First of all, MERRY CHRISTMAS to you all! This is the best time of the year and I hope you are all enjoying a fun filled day with your families. I am at home with my parents, this being about the first time I have been home on Christmas day in about 5years. Seeing that as a junior nurse we are often the ones working Christmas day. However, this year, I am not working, so I am able to be home! Yippee!!
This holiday season has left me with some reflection upon how things were at Christmas for our elders, that being our grandparents and our great aunts and elders. Luckily for me, the holidays is a great time for visiting with family members and I was able to talk to some of these elder and wiser folks. So with visiting I asked each person what their family did for Christmas.
Ryan's Granny, who is 85 and in wonderful health described her holiday as traditional. Her father was English and very proper. On Christmas morning, the children would have to be properly dressed before they could even exit their bedrooms to open their stockings and gifts. What was in their stockings? An orange, maybe an apple too, some hard candy and some nuts. They may have gotten a gift from Santa, but "nothing much", and an example that was given was some skates. Ryan's Great Aunt Peggy who is 84, stated that herself and her sister, Ryan's Grandma, would hang their stockings on their bedpost. And a stocking was nothing like the stocking I have made for Lyla. Rather, it was just the stocking off your leg. Their stockings would be filled in the morning with hard candy, nuts, and an orange. Now these 2 ladies did each get a lump of coal in their stocking. Something that no one else told me about. When I questioned why did they get both coal and goodies, she just chuckled and answered that she didn't have a clue. The stocking hung on the bedpost was placed there so that they could "nibble" on the goodies in their stockings until they were called out of their rooms to see what Santa had brought them. Gifts again, were stated to be "nothing much", and a doll seemed to be what Aunt Peggy could recall.
My great Aunt's - Aunt Anna(94) and Aunt Amelia(90), both shared the same sentiment that Christmas gifts where "nothing much". Similar stories were shared with me about how an orange was found in the stocking. An orange would be a highlight, my mother recalled from her mother. As you couldn't get oranges with such ease as you can now a days. Stockings where found from every where from the fireplace, to under the tree, to the bed post, to a string stung between the rooms. The highlight of Christmas was not the presents, rather the gatherings that would ensue that day. The family gatherings where laughter and love would be shared.
My parents recalled their Christmas to me.
My dad's father, my grandfather, owned a China Shop. So their gifts would be something from the store, thus making their Christmas morning somewhat elaborate. A new watch would not be an uncommon gift. Since my grandfather was a merchant in a local community, he would buy goods wholesale from other merchants to get a variety of gifts for the family. Church services were a center of the attention. They would walk up a half a block to the 11 pm Christmas Eve service for communion and then again on Christmas Day. A large family dinner would be prepared by my grandmother. Christmas morning would be exciting for the three children of the Waters' household. To my uncle John, who was mentally handicapped, this was the highlight of the year, he looked forward to this day from the fall. The family made this day special for John, as this was his day for he was always young at heart.
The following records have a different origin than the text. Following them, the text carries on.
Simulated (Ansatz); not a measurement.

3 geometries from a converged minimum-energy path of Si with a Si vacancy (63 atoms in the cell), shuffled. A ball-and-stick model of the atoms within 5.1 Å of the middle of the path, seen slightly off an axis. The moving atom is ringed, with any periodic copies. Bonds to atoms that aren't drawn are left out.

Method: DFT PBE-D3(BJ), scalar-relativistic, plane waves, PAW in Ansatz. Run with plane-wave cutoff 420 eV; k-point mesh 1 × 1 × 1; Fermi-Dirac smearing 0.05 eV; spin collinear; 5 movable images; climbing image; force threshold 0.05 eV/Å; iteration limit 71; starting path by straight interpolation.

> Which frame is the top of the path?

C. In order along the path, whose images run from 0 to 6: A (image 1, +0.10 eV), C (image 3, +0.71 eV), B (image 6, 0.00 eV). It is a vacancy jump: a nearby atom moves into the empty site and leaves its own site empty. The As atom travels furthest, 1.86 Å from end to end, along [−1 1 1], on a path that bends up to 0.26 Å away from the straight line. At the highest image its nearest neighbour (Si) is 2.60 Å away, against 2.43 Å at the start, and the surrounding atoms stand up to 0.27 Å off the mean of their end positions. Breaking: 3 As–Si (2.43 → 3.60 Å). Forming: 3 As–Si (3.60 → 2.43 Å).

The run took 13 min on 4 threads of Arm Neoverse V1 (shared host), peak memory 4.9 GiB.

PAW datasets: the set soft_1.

My mother claims that Christmas day was "the best day of the whole year". Her family would have Christmas at her grandparent's home, my Grandpa's parents, for noon, with a large family gathering with lots of food. They would eat a large lunch with all the Christmas trimmings. The women would clean up from lunch, the children would go upstairs and play in her Grandma's store rooms, and the men would share stories about the neighbourhood. My mother recalls Christmas pudding, which is a tradition that Ryan's family still holds. Gifts would be opened. My mother would get Two dollars from her grandparents, and one dollar from her uncle. "What a treat!" my mother exclaimed. My mother's grandmother would give the same gifts every year to the older people. A flannel sheet to the ladies, and a flannel shirt for the men, "probably out of the catalogue", my mom said. Later in the afternoon, my grandpa and a great uncle would go home to do the chores on the farm. While they were gone, the ladies would get dinner started, left overs from the lunch before. The children would continue to play and the day would end after dinner.
Sometimes I wonder if things would be easier if we lived in the "olden" days. Sure, there were hardships like no running water in the house, no electricity. These are obvious, but sometimes I wonder if the commercialization of society has overtook our family traditions. For example, today's child asks for electronics, a cell phone, an I-pod, whatever is the current craze rather than a pair of skates or a doll. Whatever the case may be, family should still be the center of the reason for the holiday. For it is Jesus' birthday, and birthdays should be shared with those you love. Don't get me wrong, I am enjoying the prospect of opening gifts this evening. But hopefully in the excitement of presents being opened, I can take some time to sit back and take in all of my family members joy. Hopefully you can enjoy your families and take time to reflect upon your past Christmas. Like my elders, is it the gifts or the gatherings that you remember most?? My hope is that it is the gatherings that you recall.
Either way, enjoy your day... and Merry Christmas to all!